On Sun, May 24, 2020 at 09:46:55PM -0500, Jeremy Linton wrote:
Hi,
Thanks for taking a look at this.
On 5/23/20 1:20 PM, Russell King - ARM Linux admin wrote:
On Fri, May 22, 2020 at 04:30:49PM -0500, Jeremy Linton wrote:
C45 devices are to return 0 for registers they haven't
implemented. This means in theory we can terminate the
device search loop without finding any MMDs. In that
case we want to immediately return indicating that
nothing was found rather than continuing to probe
and falling into the success state at the bottom.
This is a little confusing when you read this comment:
/* If mostly Fs, there is no device there,
* then let's continue to probe more, as some
* 10G PHYs have zero Devices In package,
* e.g. Cortina CS4315/CS4340 PHY.
*/
Since it appears to be talking about the case of a PHY where *devs will
be zero. However, tracking down the original submission, it seems this
is not the case at all, and the comment is grossly misleading.
It seems these PHYs only report a valid data in the Devices In Package
registers for devad=0 - it has nothing to do with a zero Devices In
Package.
Yes, this ended up being my understanding of this commit, and is part of my
justification for starting the devices search at the reserved address 0
rather than 1.
Can I suggest that this comment is fixed while we're changing the code
to explicitly reject this "zero Devices In package" so that it's not
confusing?
Its probably better to kill it in 5/11 with a mention that we are starting
at a reserved address?
OTOH, I'm a bit concerned that reading at 0 as the first address will cause
problems because the original code was only triggering it after a read
returning 0xFFFFFFFF at a valid MMD address. It does simplify/clarify the
loop though. If it weren't for this 0 read, I would have tried to avoid some
of the additional MMD reserved addresses.
Yes, that is the worry, and as MMD 0 is marked as reserved, I don't
think we should routinely probe it.
Just to be clear this set probes MMD 0 except to ask for the device list. That is the same behavior as before. That is because all the subsequent id/etc loops are indexed to start at MMD 1. The primary difference for the cortiana PHY's AFAIK, is the order we ask for the devices list. Before it had to fail at a valid addr before reading 0, now it just starts at 0 and continues to probe if that fails. Some of this is required (continuing scan on failure) due to phys that "fail" reading the devices list for the lower MMD's addresses but work on the higher ones.

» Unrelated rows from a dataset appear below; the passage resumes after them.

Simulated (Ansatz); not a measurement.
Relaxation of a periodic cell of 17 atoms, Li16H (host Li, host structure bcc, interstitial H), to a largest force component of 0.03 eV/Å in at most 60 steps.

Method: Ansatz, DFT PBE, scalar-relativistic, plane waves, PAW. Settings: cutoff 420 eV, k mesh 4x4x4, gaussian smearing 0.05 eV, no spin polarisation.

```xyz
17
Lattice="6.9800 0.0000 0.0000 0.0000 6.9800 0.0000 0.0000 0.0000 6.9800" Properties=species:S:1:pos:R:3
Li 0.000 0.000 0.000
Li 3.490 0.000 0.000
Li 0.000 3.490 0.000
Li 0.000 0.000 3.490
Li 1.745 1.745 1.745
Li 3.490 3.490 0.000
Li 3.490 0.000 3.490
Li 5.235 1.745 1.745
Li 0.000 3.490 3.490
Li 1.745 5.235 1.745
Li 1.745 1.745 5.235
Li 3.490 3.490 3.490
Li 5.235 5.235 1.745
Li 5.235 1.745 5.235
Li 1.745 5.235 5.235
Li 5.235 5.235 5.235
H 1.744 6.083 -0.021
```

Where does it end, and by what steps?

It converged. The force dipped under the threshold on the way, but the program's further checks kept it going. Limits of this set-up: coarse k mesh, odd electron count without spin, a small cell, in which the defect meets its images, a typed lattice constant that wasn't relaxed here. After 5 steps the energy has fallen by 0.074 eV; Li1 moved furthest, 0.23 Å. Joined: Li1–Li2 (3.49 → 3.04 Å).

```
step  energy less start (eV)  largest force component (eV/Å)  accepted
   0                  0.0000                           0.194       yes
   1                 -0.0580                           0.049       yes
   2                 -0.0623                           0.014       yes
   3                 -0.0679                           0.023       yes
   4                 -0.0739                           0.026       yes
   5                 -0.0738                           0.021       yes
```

As I've already mentioned, note that bit 0 of devices-in-package does
not mean that there is a MMD 0 implemented, even if bit 0 is set. Bit
0 means that the clause 22 register set is available through clause 22
cycles. So, simplifying the loop to start at 0 and removing the work-
around could end up breaking Cortina PHYs if they don't set bit 0 in
their devices in package - but I don't see why we should depend on bit 0
being set for their workaround.
So, I think you're going to have to add a work-around to ignore bit 0,
which brings up the question whether this is worth it or not.
Hence, I think this is a "simplifcation" too far.